# Ensemble/Boosting¶

## Ensemble Methods¶

• use an ensemble/group of hypotheses
• diversity important; ensemble of “yes-men” is useless
• get diverse hypotheses by using
• different data
• different algorithms
• different hyperparameters

Why?

• averaging reduces variance
• ensemble more stables than individual
• consider biased coin p(head) = 1/3
• variance on one flip = 1/3 - 1/9 = 2/9
• variance on average of 2 flips = 2/9 - 1/9 = 1/9
• averaging makes less mistakes
• consider 3 classifiers with accuracy 0.8, 0.7, and 0.7
• the probability that the majority vote is correct = (f1 correct, f2 correct, f3 wrong) + (f1 correct, f2 wrong, f3 correct) + (f1 wrong, f2 correct, f3 correct) + (f1 correct, f2 correct, f3 correct)
• = $$(.8*.7*.3) + (.8*.3*.3) + (.2*.7*.7) + (.8*.8*.7) \approx 0.82$$

### Creation¶

• use different training sets
• bootstrap example: pick m examples from labeled data with replacement
• cross-validation sampling
• reweight data (boosting, later)
• use different features
• random forests “hide” some features

### Prediction¶

• unweighted vote
• weighted vote
• pay more attention to better predictors
• filter examples; each level predicts or passes on

## Boosting¶

• “boosts” the preformance of another learning algorithm
• creates a set of classifiers and predicts with weighted vote
• use different distributions on sample to get diversity
• up-weight hard, down-weight easy examples
• note: ensembles used before to reduce variance

If boosting is possible, then:

• can use fairly wild guesses to produce highly accurate predictions
• if you can learn “part way” you can learn “all the way”
• should be able to improve any learning algorithm
• for any learning problem:
• either can learn always with nearly perfect accuracy
• or there exist cases where cannot learn even slightly better than random guessing

Given a training sample S with labels +/-, and a learning algorithm L:

1. for t from 1 to T do
1. create distribution $$D_t$$ on $$S$$
2. call $$L$$ with $$D_t$$ on $$S$$ to get hypothesis $$h_t$$
1. i.e. $$\min \sum_n D_t(n) l(f(x_n), y_n)$$ where $$D_t(n)$$ is the weight of the sample
3. calculate weight $$\alpha_t$$ for $$h_t$$
2. final hypothesis is $$F(x) = \sum_t \alpha_t h_t(x)$$, or $$H(x)$$ = value with most weight

formally:

So how do we pick $$D_t$$ and $$\alpha_t$$?

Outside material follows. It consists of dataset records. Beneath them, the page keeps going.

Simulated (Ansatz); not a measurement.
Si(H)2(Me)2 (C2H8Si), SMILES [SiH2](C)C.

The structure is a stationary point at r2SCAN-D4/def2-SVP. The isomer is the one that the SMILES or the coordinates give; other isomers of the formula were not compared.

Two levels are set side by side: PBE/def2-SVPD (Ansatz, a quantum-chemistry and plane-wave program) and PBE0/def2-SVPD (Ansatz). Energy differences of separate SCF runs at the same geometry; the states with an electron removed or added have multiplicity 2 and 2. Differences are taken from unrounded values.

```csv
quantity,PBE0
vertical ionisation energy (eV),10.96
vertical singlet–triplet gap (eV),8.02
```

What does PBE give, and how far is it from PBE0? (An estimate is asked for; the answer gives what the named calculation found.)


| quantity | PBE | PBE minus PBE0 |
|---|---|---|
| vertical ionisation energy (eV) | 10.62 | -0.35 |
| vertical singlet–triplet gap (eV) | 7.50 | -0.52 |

• $$D_1(i) = 1/m$$ - the weight assigned to $$(x_i, y_i)$$ at $$t=1$$
• given $$D_t$$ and $$h_t$$:
• $$D_{t+1}(i) = \frac{D_t(i)}{Z_t} \exp(-\alpha_t y_i h_t(x_i))$$
• if correct, increase weights by a factor > 1 (positive exponential)
• otherwise decrease by a factor < 1 (negative exponential)
• where $$Z_t$$ is a normalization factor
• where $$\alpha_t = \frac{1}{2} \ln (\frac{1-\epsilon_t}{\epsilon_t}) > 0$$
• $$H_{final}(x) = sign(\sum_t \alpha_t h_t(x))$$

Example:

now the weights become $$\frac{1}{10} e^{0.42}$$ for the misclassified and $$\frac{1}{10} e^{-0.42}$$ for the correct

### Analyzing Error¶

Thm: Write $$\epsilon_t$$ as $$1/2 - \gamma_t$$ - $$\gamma_t$$ = “edge” = how much better than random guessing. Then:

$\begin{split}\text{training error}(H_{final}) & \leq \prod_t [2 \sqrt{\epsilon_t (1-\epsilon_t)}] \\ & = \prod_t \sqrt{1-4\gamma_t^2} \\ & \leq \exp(-2\sum_t \gamma_t^2)\end{split}$

So if $$\forall t: \gamma_t \geq \gamma > 0$$, then $$\text{training error}(H_{final}) \leq e^{-2\gamma^2 T}$$

therefore, as $$T \to \infty$$, training error $$\to 0$$

### Proof¶

Let $$F(x) = \sum_t \alpha_t h_t(x) \to H_{final}(x) = sign(F(x))$$

Step 1: unwrapping recurrence

$\begin{split}D_{final}(i) & = \frac{1}{m} \frac{\exp(-y_i \sum_t \alpha_t h_t(x_i))}{\prod_t Z_t} \\ & = \frac{1}{m} \frac{\exp(-y_i F(x_i))}{\prod_t Z_t}\end{split}$

Step 2: training error $$(H_{final}) \leq \prod_t Z_t$$

$\begin{split}\text{training error}(H_{final}) & = \frac{1}{m} \sum_i & 1 & \text{ if } y_i \neq H_{final}(x_i) \\ & & 0 & \text{ otherwise} \\ & = \frac{1}{m} \sum_i & 1 & \text{ if } y_i F(x_i) \leq 0 \\ & & 0 & \text{ otherwise} \\ & \leq \frac{1}{m} \sum_t \exp(-y_i F(x_i)) \\ & = \sum_i D_{final}(i) \prod_t Z_t \\ & = \prod_t Z_t\end{split}$

Step 3: $$Z_t = 2 \sqrt{\epsilon_t (1-\epsilon_t)}$$

$\begin{split}Z_t & = \sum_i D_t(i) \exp(-\alpha_t y_i h_t(x_i)) \\ & = \sum_{i:y_i \neq h_t(x_i)} D_t(i)e^{\alpha_t} + \sum_{i:y_i = h_t(x_i)} D_t(i) e^{-\alpha_t} \\ & = \epsilon_t e^{\alpha_t} + (1-\epsilon_t) e^{\alpha_t} \\ & = 2 \sqrt{\epsilon_t (1-\epsilon_t)}\end{split}$

### Discussion¶

We expect even as training error approaches 0 as T increases, the test error won’t - overfitting!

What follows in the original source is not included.